By Bill James

June 18, 2013

**Quick Hit 1**

**Manny Machado**

Manny Machado has hit 31 doubles through the Orioles’ first 71 games. At that pace he would hit 73 doubles this season, which would break the major league record for doubles in a season, which is 67 (Earl Webb, 1931). What is the chance that he will break that record?

As best I can estimate it, it’s about 3%. Although Machado has been hitting doubles at an incredible pace, he is only 6 games ahead of the record pace at this writing. He would still have to hit 37 doubles in 91 games to break the record—a formidable assignment.

To estimate his chance of breaking the record, we need to estimate two things:

1) The number of at bats he will get the rest of this season, and

2) How many doubles he should hit per at bat.
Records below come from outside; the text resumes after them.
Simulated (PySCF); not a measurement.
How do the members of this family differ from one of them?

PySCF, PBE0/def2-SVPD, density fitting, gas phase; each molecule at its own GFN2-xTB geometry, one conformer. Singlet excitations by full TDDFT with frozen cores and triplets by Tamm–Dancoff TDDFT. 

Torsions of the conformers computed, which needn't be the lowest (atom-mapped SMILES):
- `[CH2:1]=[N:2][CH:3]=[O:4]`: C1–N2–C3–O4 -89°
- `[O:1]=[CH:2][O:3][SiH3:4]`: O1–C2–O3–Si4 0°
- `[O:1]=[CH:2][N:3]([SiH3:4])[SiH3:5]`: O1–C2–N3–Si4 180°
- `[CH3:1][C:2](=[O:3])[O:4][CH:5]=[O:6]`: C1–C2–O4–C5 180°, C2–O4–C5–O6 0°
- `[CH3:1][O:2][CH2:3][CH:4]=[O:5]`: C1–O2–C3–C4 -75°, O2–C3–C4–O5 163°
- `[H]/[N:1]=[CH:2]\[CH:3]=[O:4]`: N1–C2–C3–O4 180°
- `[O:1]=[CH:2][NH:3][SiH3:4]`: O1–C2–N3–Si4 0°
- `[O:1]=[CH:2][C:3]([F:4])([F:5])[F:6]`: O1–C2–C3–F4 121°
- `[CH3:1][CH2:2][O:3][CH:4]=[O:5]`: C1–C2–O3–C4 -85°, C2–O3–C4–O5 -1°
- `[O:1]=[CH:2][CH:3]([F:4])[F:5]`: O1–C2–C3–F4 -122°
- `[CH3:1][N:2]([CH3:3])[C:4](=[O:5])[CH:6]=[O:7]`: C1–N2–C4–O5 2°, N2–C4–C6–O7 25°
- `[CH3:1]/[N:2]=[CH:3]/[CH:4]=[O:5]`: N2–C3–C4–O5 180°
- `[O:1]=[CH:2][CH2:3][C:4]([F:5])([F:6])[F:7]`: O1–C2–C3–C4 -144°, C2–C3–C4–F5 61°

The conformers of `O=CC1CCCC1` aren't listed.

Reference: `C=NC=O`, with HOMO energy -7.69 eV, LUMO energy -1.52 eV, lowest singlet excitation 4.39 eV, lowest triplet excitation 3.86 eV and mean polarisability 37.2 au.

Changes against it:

Machado has 307 at bats through 71 games. At that pace he would have 700 at bats on the season. Only four players in history have had 700 at bats in a season, so that’s asking a lot.

Let’s assume there is an array of possible numbers of at bats for Machado in the rest of the season, like this:

390 more at bats 30%

380 more at bats 10%

365 more at bats 10%

350 more at bats 10%

335 more at bats 10%

320 more at bats 10%

305 more at bats 10%

290 more at bats 10%

Of course these ten possibilities are standing in for a more scattered array. . .there is a chance that he could get 384 more at bats, and a chance that he could get 383 more at bats, etc. We’re simplifying the problem by reducing the number of possibilities that we have to deal with.

How many doubles per at bat will he hit?

Well, let’s assume that his propensity to hit doubles is the equal to that of any young player in baseball history. If we take all players in baseball history who have 800 at bats (career) by the age of 22, the only one who has averaged .075 doubles per at bat (as a young player) is Ted Williams. Stan Musial and Albert Pujols were at .074 doubles per at bat, and Joe Jackson, A-Rod and Lou Boudreau were at .072. Let’s assume for the sake of argument that Machado is at .075.

If Machado hit doubles with the frequency of a young Ted Williams, his chance of hitting 37 more doubles in 390 at bats would be 8.5%. If he had 380 more at bats, his chance of hitting 37 more doubles would be 6.4%; 365 at bats, 3.9%; 350 at bats, 2.3%; 335 at bats, 1.2%; 320 at bats, 0.6%; 305 at bats, 0.28%; and 290 at bats, .01%.

Combining those into one number, then, the chance would be 4%. . .(.30 times .085, plus .10 times .064, etc.)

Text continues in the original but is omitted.